“Songs of Love and War” Features Six Underdressed People And A California King Bed

Baroque music from 1638 is still sexy.

(Cory Weaver)

Portland Opera's Songs of Love and War is a lot like your average Saturday night when those new Tinder matches never roll in: full of lust, love, rejection and pain.   

Songs of Love and War draws upon books 7 to 9 of 17th-century Italian composer Claudio Monteverdi's madrigals, touching upon the inflammatory tenderness summoned by both romance and heartbreak. The madrigals featured in the show are not ordered into a story arch, so the performers often express stimulation and melancholia in repetitive strides.

Thanks to the semi-recent baroque-pop fad, the music, which is played live, almost feels contemporary. Aesthetically, the production is like a living painting, complete with six pasty soprano, bass, tenor and baritone soloists decked out in silk bathrobes. There are three female and three male soloists, and their characters' group objective is simple: They must seduce everybody in the room.

To do this, they largely rely on gender norms. The men wear robes that reveal hairy, masculine chests, while the women resemble powdered, radiant sirens, often perched over their stage–basically a California king bed–reeling in their male counterparts with seductive wails. Soloists Kate Farrar and Lindsay Ohse pick on men in the audience by sitting next to them in order to serenade them into the spirit. Ryan Thorn, one of the male soloists, charms the audience by sustaining a playful smile as he jumps around the stage, occasionally tugging a blanket over himself after belting a provocative baritone.

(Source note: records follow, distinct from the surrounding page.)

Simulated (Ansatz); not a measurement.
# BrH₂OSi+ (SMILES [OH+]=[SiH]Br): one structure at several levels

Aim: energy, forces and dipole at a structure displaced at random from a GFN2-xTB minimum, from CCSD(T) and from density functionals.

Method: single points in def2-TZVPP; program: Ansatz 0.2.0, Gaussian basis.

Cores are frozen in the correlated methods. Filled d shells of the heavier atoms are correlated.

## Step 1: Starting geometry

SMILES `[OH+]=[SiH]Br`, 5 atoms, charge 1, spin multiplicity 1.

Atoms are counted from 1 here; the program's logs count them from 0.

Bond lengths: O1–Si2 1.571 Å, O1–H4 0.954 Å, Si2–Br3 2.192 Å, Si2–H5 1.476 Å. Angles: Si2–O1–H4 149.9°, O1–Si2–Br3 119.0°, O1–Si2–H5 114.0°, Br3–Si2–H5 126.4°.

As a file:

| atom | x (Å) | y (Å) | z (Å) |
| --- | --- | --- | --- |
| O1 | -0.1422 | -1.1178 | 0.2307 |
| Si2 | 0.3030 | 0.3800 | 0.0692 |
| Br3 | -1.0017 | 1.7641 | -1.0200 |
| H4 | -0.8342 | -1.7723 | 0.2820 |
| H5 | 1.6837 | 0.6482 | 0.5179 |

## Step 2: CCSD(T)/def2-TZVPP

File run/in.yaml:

Sometimes, it feels like you're watching wild animals attempting to court one another. But then the humanity kicks in, and you see the sting of rejection reflected through the actors as they separate and pout. The chemistry is palpable, and after a while, you'll begin to fondly recollect your most recent Netflix and chill, or maybe a recent breakup as cuffing season comes to an end.

It's that chemistry that bridges the centuries long gap and makes Songs of Love and War feel so accessible. Monteverdi might have been composing love songs 400 years ago, but they're still painfully relatable and alluring.

SEE IT: Songs of Love and War plays at Hampton Opera Center, 211 SE Caruthers St., portlandopera.org. 7:30 Thursday and Saturday, Feb. 23 and 25. $65.